Great thread.
Quote:
Originally Posted by d2_e4
Put more simply, surely you can't adjust for sampling error in a variable which is by far the most accurate predictor of the variable the poll is designed to gauge?
Yes you can, provided you know what the "correct" results for that variable are supposed to be.
In this election, the number 1 predictor of how people are going to vote is how they voted in 2016. The "correct" numbers for 2016 vote are known from the election results (and from a few other things like demographics data for new voters). If you read the full PDFs for the polls that actual give this data, more than 90% of the people who voted for the two leading parties are going to vote the same way again this time. Any survey that doesn't weight based on this is IMHO trash. Also this is a bit of an insurance against the "shy voters". Someone may be shy about saying they're Trump or Biden voters, but they are also pretty likely to be shy about admitting their 2016 vote too, so they just dilute the "don't knows" rather than removing votes from the camp they're going to vote in).

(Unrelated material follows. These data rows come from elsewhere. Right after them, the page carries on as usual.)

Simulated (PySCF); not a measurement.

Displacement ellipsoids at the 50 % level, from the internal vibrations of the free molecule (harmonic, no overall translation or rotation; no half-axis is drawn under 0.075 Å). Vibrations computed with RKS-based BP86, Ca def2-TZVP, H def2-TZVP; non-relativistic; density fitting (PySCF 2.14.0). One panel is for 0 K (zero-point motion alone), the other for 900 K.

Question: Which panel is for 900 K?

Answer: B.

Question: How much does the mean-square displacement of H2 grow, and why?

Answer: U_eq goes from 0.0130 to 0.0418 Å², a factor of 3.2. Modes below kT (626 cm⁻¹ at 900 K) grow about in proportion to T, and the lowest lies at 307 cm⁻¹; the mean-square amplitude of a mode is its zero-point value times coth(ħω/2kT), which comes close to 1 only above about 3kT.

I've been posting a bit in the sports betting thread about polls. Here are two of my posts I'm vain enough to think are worth a cross-post:
Answering the idea that the 2016 polls favoured Dems:
Quote:
Originally Posted by LektorAJ
Maybe. The last 2016 poll which weighted by 2012 vote (as this thread knows, I think any poll that doesn't weight by previous vote is utter trash) was this one:
https://d25d2506sfb94s.cloudfront.ne...bReport_lv.pdf
(see table 12)
It has (actual results in parentheses)
Clinton 45 (48)
Trump 41 (46)
Johnson 5 (3)
Stein 2 (1)
Other 3 (1)
Not sure 4
So you could say the polls favoured third party candidates and also "favoured" not sure and underestimated both Clinton and Trump.
My view is that the polls were accurate but there was a late third-party squeeze and the voters just broke more towards Trump - which was predictable given two of the main 3rd party candidates were Johnson and McMullin. Effectively Clinton gained half of Stein's votes and half the not sure. Trump gained about half of the Libertarian+Other, and half of the not sure.
Admittedly this is hindsight but it's fairly obvious there where his votes are coming from.
....
... so in other words it correctly counted the left and right wings of society, but the more fragmented right (at time of polling) was able to get behind Trump on polling day to get the result they wanted.
On why polling "margin of error" calculated on a statistical basis is actually less of a factor than many think, with a warning about other types of polling error:
Quote:
Originally Posted by LektorAJ
Margin of error as calculated and displayed is nonsense. With proper weighting there is much less margin of error. ...
Consider the following world: population is split 50-50 between Dems and Reps. That was also the result last time in this world (a dead heat) although each party has lost 5% of its voters to the other party since then.
We conduct the following polls:
1) We sample 1024 voters randomly. mean dem score = 512(50%), variance = 1024*(0.5*(1-0.5)) = 256. SD = 16, margin of error (2 SD) = 32, or 3.125%.
2) We sample 512 voters who voted D last time, and 512 previous Rep voters. Again the mean is 512 but in this case the variance is 512*(0.95*0.05)+512*(0.05*0.95) = 48.64. SD = 7. Margin of error = 14 (1.4%)
The number of voters changing parties is slightly higher than the above but there are other weighting factors helping too.
If that sounds counterintuitive, consider the following:
3) We conduct a "gender identification" poll weighted on what binary gender people identified as 4 years ago (last time it was 50-50 but 0.5% of people have changed their mind in either direction since then). It's clearly nonsense that if you sample 512 each of 2016 men and 2016 women, you would have a 3% margin of error in terms of what they identify as as now. The actual margin of error over that sample is about 0.4%.
Obviously plenty of polls don't weight by the most relevant factors because they exist to generate exciting narratives for the people who commission them to write stories about, but you have to ignore those ones (and also ignore the ones that are directly biased for political reasons or because the company is given better odds for being the outlier which got it right versus part of the herd).
The actual doubt in polling isn't mainly to do with the statistical margin of error - and therefore it's not something that can be cured by simply taking bigger statistical samples or averaging more polls together. The actual known unknowns are to do with:
1) late swings
2) postal votes invalidated
3) other shenanigans
4) reluctance to state true voting intention to pollsters.
plus any unknown unknowns that may come along.
That stuff isn't limited to the margin of error at all.
(btw the above isn't exactly how you calculate statistical margin of error when you don't know the underlying distribution but it shows the relevant principle)
Last edited by LektorAJ; 10-28-2020 at 07:02 AM.